Public utility prices – public enemies

Tuesday, April 02, 2013, 14:40 GMT+7

It was on Saturday last week that for the first time ever, I did not pay attention to the meter of the fuel dispenser at a gas station following the requirement of an employee who asked me to watch his pumping process, as I often did.

Previously, I usually spent VND80,000 for 3.45 liters of A92 gasoline, but I know that as the local gasoline price at the pump had surged to its record high on the previous night, I thought, let the meter run, I would not get the 3.45 liters that could fill up my tank.

Local people in big cities, like Hanoi and Ho Chi Minh City, were pictured rushing to their closest gas stations to fill up their gas tanks, as gasoline prices were poised to reach a height at 8:00 pm on Friday last week.

Some even brought additional types of liquid containers to buy gasoline like there was no tomorrow.

Overall, we did that because many people, like me, know that it is not only the gas price but also the prices of almost all kinds of goods and services that will be on a rising trend, as fossil fuel is the input of all industries.

So, the rush to buy gasoline is just a kind of defense act, like a hedgehog rolling into a tight ball to cause all of the spines to point outwards when danger comes.

The official announcement on the price hike of gasoline came only two hours before that.

The hike came as a great surprise as just a day earlier, news wire Vietnamnet reported that local petroleum wholesalers were enjoying a daily profit amounting to some trillions of Vietnam dong from the money extracted from the national fuel stabilization fund. (VND1 trillion = $47.7 million)

The fund, managed by a joint committee of the Ministries of Finance and Industry-Trade, is fed by the amount of money paid by consumers in advance right at the pump so that those wholesalers would not raise the price so much in case of world price volatility.

They were enjoying a profit of VND1,000 and VND800 per liters of gas and oil products sold, as the world price decreased by 5-7 percent, according to Vietnamnet. The country is estimated to consume around 37 million liters of petrol and oil daily.

The move also came as shocking for local economists, as The Wall Street Journal reported that China decided to reduce the price of petrol just one day before Vietnam took such a contrary move. "The administration is so jerky and contrary to the general market rule of the world," said economist Ngo Tri Long, former deputy director of the Institute for Market and Price Research.

The state-run monopoly power supplier, the Electricity of Vietnam Group (EVN), has recently pledged not to raise the retail price in this month, though stating at the beginning of this year that it had to adjust the price by at least 7.2 percent to VND1.459 per kWh on average in 2013 for covering its past losses.

HCMC’s government in January this year gave the green light for tap water price to increase by VND400-1,700 per liter.

Overhanging threats

Cost-push inflation, caused by the hike of input factors like the prices of utilities, is the first thing to be concerned about.

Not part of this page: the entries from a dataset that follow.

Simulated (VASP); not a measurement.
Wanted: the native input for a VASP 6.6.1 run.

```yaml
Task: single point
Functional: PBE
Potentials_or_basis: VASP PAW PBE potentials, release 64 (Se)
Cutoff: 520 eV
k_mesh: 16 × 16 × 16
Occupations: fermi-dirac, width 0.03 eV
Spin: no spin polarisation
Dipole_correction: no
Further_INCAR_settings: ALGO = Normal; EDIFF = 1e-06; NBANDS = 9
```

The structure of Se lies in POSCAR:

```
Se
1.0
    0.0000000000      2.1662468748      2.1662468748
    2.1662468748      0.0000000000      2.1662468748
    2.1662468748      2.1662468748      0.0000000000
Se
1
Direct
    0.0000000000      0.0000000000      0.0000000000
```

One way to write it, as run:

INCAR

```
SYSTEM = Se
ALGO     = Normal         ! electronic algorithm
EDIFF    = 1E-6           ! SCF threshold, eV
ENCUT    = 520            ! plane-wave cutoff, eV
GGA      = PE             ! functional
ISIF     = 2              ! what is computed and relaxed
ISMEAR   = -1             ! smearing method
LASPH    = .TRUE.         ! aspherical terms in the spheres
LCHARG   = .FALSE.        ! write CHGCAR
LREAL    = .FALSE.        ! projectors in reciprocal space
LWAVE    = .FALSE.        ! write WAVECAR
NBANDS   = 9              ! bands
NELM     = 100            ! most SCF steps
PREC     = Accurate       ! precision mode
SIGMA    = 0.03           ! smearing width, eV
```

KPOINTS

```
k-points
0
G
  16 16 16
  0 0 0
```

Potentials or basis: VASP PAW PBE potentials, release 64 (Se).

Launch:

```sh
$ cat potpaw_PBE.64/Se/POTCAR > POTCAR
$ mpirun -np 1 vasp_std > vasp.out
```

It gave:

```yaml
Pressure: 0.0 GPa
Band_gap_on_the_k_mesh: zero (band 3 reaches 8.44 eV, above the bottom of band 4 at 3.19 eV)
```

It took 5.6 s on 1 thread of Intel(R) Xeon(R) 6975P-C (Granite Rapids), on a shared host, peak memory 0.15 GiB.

It is still fresh in Vietnamese people's minds that Vietnam often struggled with double-digit inflation rates over the past year. Only the tightening monetary and fiscal policies, signaled by Resolution 11 of the government dating back to February 24, 2011, can save the day, and brought the rate to single digits by the end of last year.

The consumer price index (CPI) in March edged down 0.19 percent against February after eight months of continuous rise, according to the General Statistics Office of Vietnam (GSO).

So, state agencies may have taken the opportunity of a negative CPI rise to hike gasoline prices, as it will cause little impact on inflation, Long said.

But the potential risk of inflation remains high, as the CPI in March of this year rose by 6.64 percent in comparison with March 2012, and the CPI rate in the first quarter of this year marked a 6.91 percent year-on-year increase, he added.

Another threat is that the rise will hammer the exhausting purchasing power of the local consumers, as people will only focus on essential goods, like food and fast-moving consumer goods, and turn their backs to other goods, including durable goods. 

"The March CPI is low as the purchasing power is under great pressure, so the gasoline price hike is a misleading move," says Long, adding that the sudden rise in such an economic context will have many implications for the unsold inventories.

As of March 1, 2013, the total inventory of processing and manufacturing sectors increased by 16.5 percent compared to the same period last year but lower than the 19.9 percent rate recorded on February 1, 2013.

High inventory indices are recorded in electric wires-cables products (62 percent), structural metal products (35.6 percent), motorized vehicles (37.3 percent), concrete and plaster and cement products ( 28 percent), chemicals and chemical products (27.4 percent).

Rising unsold inventories, plus a double-digit lending rate, are the main causes for the dissolution of tens of thousands of local firms in 2011 and 2012, and for this year.

Some 320,000 out of 650,000 Vietnamese businesses, 97 percent of which are small and medium enterprises, went bankrupt by the end of 2012.

About 15,000 ones declared bankruptcy in the first quarter of this year, banking expert Le Tham Duong, head of Business Administration Department of Ho Chi Minh City University of Banking, told Tuoi Tre in a recent workshop.